It might be arguably the best stylus that money can buy (at USD 99, a fair bit of money, let it be said), but the Apple Pencil has had its limitations. And one of the most notable of these is the fact that it did not play well with Apple’s own office suite, Works (don’t ask how we resisted the temptation to say “it did not quite work with Works”). Well, Apple fixed that particular limitation at its education event, announcing that Works apps would hence support Apple Pencil. We have been using the Pencil with the Works app that we use the most, Pages, the word processing tool, on our iPad Pro and well, our experience has been a bit of loving what’s there and missing what’s not.
First off, let’s get one thing clear – the Apple Pencil works very fluently with Pages. There are no menus to mess around with. Just tap anywhere on a document and you will find your Apple Pencil working just fine with it. Right now, the options are limited to smart annotations and drawings and both work very well indeed. The drawing tools are decent enough for someone to either sketch in a document, and the interface is simple, in best Apple tradition. Just long press the Pencil anywhere in a document and an empty box pops up, for you to draw in. You get options to draw and color objects inside this box, and you can resize it as well. Of course, as in previous versions of pages, you can insert images from your gallery as well as from a selection of pictures has preloaded in the app. A neat touch, however, is that you can use the Apple Pencil to sketch or make notes on these images too.
Which brings us to perhaps the biggest strength of the Apple Pencil in Pages – what Apple terms Smart Annotations. If you are the kind of person that likes to scribble and make notes on documents, then this is your zone. You can scribble anywhere on a document, and the annotations are smart in the sense that they stay with the text to which they refer. So if you move the text to another place by hitting an enter or back key, the annotation goes with it – however, this is not the case if you copy and paste text to another part of the document. You can move the annotations, be they notes, sketches or symbols to any part of the document using the move feature, and of course, just as in drawing, you have a few colors and nibs to choose from. And of course, given just how good the Apple Pencil is in terms of palm rejection and sensitivity, writing is an absolute pleasure.
It does sketching well and is a dab hand at writing, so what were we missing in the Pencil-flavoured avatar of Pages? Well, it is an old complaint we have had: the absence of handwriting recognition. The fact is that while writing by hand on a display on a document can at times lead to letters that are either too large or too indistinct. Having the option to convert your scribbles into text would have been handy. We would also have liked more editing muscle with the pencil – perhaps a way to delete text or highlight it by simply running the Pencil over it would have been nice. Yes, you can mark text by drawing lines on it or encircling it, but some of us have wobbly hands!

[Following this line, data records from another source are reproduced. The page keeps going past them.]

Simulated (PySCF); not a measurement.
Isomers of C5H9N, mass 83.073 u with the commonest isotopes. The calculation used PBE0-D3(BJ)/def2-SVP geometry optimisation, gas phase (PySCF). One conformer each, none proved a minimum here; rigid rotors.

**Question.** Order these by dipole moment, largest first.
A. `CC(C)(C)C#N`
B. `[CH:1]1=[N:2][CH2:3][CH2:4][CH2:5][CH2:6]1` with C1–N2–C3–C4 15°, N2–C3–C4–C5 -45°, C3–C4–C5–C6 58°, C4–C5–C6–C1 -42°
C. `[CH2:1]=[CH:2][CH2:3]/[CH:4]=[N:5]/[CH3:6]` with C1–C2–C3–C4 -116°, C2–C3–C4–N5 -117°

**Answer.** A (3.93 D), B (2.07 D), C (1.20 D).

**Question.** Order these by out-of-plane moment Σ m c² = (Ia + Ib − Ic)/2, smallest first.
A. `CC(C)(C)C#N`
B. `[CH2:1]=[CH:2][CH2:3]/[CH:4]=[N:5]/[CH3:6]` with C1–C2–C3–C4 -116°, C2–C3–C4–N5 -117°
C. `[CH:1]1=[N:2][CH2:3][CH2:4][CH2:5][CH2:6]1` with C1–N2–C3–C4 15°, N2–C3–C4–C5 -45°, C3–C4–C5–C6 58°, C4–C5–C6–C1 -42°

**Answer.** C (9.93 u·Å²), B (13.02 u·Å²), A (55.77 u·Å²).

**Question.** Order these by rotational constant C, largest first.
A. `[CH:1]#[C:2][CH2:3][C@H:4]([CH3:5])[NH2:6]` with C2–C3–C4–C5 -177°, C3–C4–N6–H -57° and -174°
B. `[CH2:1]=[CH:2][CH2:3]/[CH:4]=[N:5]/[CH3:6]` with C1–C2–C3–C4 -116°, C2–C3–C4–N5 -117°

All said and done, Apple Pencil support for Pages is a step that is definitely in the right direction, and takes the Pencil a little into editing territory (it is still more of an artist’s tool, that said). There will be those who will say that a lot of the Pencil features for Pages are available in MS Word for iOS, but then that worthy comes with a price tag, while Pages is free. No, we will not say that the Pencil supporting Pages is an editor’s dream – we still think the keyboard is a more worthy companion to the writer’s iPad Pro than the Apple Pencil. But a Page has been turned. Pun intended.